Wells Fargo CEO Tim Sloan Wells Fargo CEO Tim Sloan. (Photo: Diego Radzinschi/ALM)

Wells Fargo President and CEO Tim Sloan received a bipartisan grilling Tuesday over the bank’s “egregious” consumer abuses spanning more than a decade, with House Financial Services Committee Chairwoman Maxine Waters, D-Calif., stating that Wells Fargo is a “recidivist financial institution that creates widespread harm with a broad range of offenses.”

During the heated committee hearing, dubbed “Holding Megabanks Accountable: An Examination of Wells Fargo’s Pattern of Consumer Abuses,” Waters stated that Wells Fargo’s “misconduct appears to persist,” citing an article published Saturday in The New York Times stating that the bank’s employees “continue to see internal rule breaking to meet aggressive sales goals.”

Sloan told the committee, however, that during his more than two years as CEO, the bank has “gone above and beyond what is required in disclosing these issues in our public filings, we have worked to remedy these issues, and, most importantly, we have worked to address root causes that allowed them to occur in the first place. As a result, Wells Fargo is a better bank than it was three years ago, and we are working every day to become even better.”

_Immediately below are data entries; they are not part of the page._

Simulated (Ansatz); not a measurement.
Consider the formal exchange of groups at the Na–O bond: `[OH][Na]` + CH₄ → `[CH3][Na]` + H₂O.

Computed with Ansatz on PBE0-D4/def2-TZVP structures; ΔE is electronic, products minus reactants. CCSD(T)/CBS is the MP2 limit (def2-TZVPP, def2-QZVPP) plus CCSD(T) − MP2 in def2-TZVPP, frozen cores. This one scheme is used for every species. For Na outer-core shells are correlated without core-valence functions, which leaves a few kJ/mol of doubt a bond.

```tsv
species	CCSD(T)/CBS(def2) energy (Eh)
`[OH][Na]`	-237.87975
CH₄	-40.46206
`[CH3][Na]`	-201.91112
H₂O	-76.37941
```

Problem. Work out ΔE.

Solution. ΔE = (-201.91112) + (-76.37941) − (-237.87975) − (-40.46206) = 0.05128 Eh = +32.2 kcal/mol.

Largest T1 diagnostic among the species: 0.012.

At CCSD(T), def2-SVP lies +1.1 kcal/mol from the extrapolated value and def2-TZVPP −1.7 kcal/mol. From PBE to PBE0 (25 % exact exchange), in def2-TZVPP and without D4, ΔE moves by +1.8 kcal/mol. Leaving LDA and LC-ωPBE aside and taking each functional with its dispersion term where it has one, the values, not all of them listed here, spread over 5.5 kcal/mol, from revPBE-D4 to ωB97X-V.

Wells Fargo, Sloan added, is “equally committed to preventing new problems from developing. To do that, we have transformed our approach to risk management by fundamentally changing the organization of Wells Fargo.”

Waters noted the “unprecedented” 2018 Federal Reserve Board asset cap on the bank’s growth, which remains in place today. The cap, along with punishments and fines, Water stated, “have not changed the bank’s behavior,” and Wells Fargo continues to rake in huge profits. (The bank made a profit of $6.1 billion in the fourth quarter, beating expectations, but has shed more than 1,000 advisors since the scandal became public in 2016.)

Sloan’s testimony, however, did not alleviate Raymond James analysts’ concerns, who maintain their underperform rating. The “fallout from the account opening scandal will not end near-term, pushing-out expectations for a recovery,” the analysts said, adding that they believe “revenue continues to decline and profitability metrics remain below-peer.”

Negative headlines, the analysts said, “will continue to cause hesitation by potential customers from doing business with Wells, and place Wells at a competitive disadvantage in keeping and attracting bankers.”

Regulators, Waters continued, also refuse “to take forceful actions against the bank, but instead are weakening Dodd-Frank safeguards protecting consumers and the economy from large firms like Wells Fargo.”

Stated Waters: “Wells Fargo’s ongoing lawlessness and failure to right the ship suggest that the bank, with approximately $1.9 trillion in assets and serving one in three U.S. households, is simply too big to manage.”

Rep. Patrick Henry, R-N.C., ranking member on the committee, noted “all sorts of mismanagement and misconduct” at the bank for several years now, citing the news on Monday that Wells Fargo Advisors was among 79 advisors reaching settlements to return $125 million in 12b-1 fees to clients under the Securities and Exchange Commission’s Share Class Initiative.

(See a timeline of Wells Fargo’s scandals)

“Be assured this is not the end of the conversation,” McHenry said. “This is an important hearing, and you’ll hear bipartisan criticism of the actions you have taken and the failures that you have overseen under your watch.”

‘Too big to manage?’

“Given the unprecedented nature of the Federal Reserve growth restriction, which remains in place today, is Wells Fargo simply too big to manage?” Waters asked.

Replied Sloan: “No, we’re not,” noting the changes he’s instituted “in terms of fundamentally reorganizing the company, centralizing our risk and control functions.”

Waters noted the continued problems for Wells Fargo, and probed Sloan on what other changes besides downsizing could be effective. “I believe that Wells Fargo serves our 70 million customers, one out of three U.S. households, in a very effective way today,” Sloan replied.

McHenry noted that Wells Fargo has been fined by “every one” of its federal regulators, and has entered into consent decrees with “every one” of them. “How many consent decrees total have you entered into?” he asked.

Approximately “14 that are open right now,” Sloan responded.

“You’re the CEO of a major American company — does the buck stop with you?” McHenry asked.

Replied Sloan: “Absolutely.”

“How are you changing that front-line culture?” McHenry probed further.

Replied Sloan: “In our retail banking business, we’ve changed the leadership, we ended the incentive plan that drove inappropriate behavior, we increased the amount of training that we give to our team members … we’ve improved the products and services.”